Nuclear fuel removed from crippled Japan plant


The operator of Japan’s crippled Fukushima power plant today began removing atomic fuel from inside a building housing one of the reactors that melted down in 2011.
The delicate operation represents the first time the Tokyo Electric Power Co (TEPCO) has pulled out fuel from inside a highly contaminated building containing the melted-down reactor and is already four years behind schedule.
Due to high radiation levels, technicians used remote-controlled equipment to haul fuel from a “storage pool” inside the building.
TEPCO estimates it will take some two years to remove 566 units of nuclear fuel, most of which are already spent.
Engineers needed time to clear earthquake debris inside the building, while overcoming various other technical challenges, said TEPCO spokeswoman
Yuka Matsubara.
“We had to proceed carefully (to remove debris), and we needed to take measures as dust would waft up and increase radiation readings,” she told AFP.

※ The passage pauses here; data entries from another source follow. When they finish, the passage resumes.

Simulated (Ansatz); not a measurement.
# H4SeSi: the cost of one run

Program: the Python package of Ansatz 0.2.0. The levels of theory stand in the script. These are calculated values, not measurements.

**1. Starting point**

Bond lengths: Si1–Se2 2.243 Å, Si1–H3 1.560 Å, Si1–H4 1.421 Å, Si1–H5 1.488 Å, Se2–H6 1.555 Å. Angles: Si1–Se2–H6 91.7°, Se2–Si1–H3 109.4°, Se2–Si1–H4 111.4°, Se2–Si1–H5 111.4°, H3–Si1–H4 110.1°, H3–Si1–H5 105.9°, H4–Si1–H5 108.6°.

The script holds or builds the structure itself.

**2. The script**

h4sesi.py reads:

TEPCO engineers will not yet attempt to extract molten nuclear fuel that remains deep inside the mangled reactor. This is considered the most difficult part of the massive clean-up operation and is not expected to begin until 2021.
In the worst nuclear disaster since Chernobyl in 1986, reactors one, two and three at the Fukushima Daiichi power plant melted down after a deadly earthquake and tsunami that struck Japan in 2011.
Reactors four through six were offline at the time for inspections and did not suffer meltdowns, though reactor four was damaged by an explosion in
the days after the tsunami.
In December 2014, TEPCO finished removing all 1,535 units of nuclear fuel kept inside the storage pool at reactor four.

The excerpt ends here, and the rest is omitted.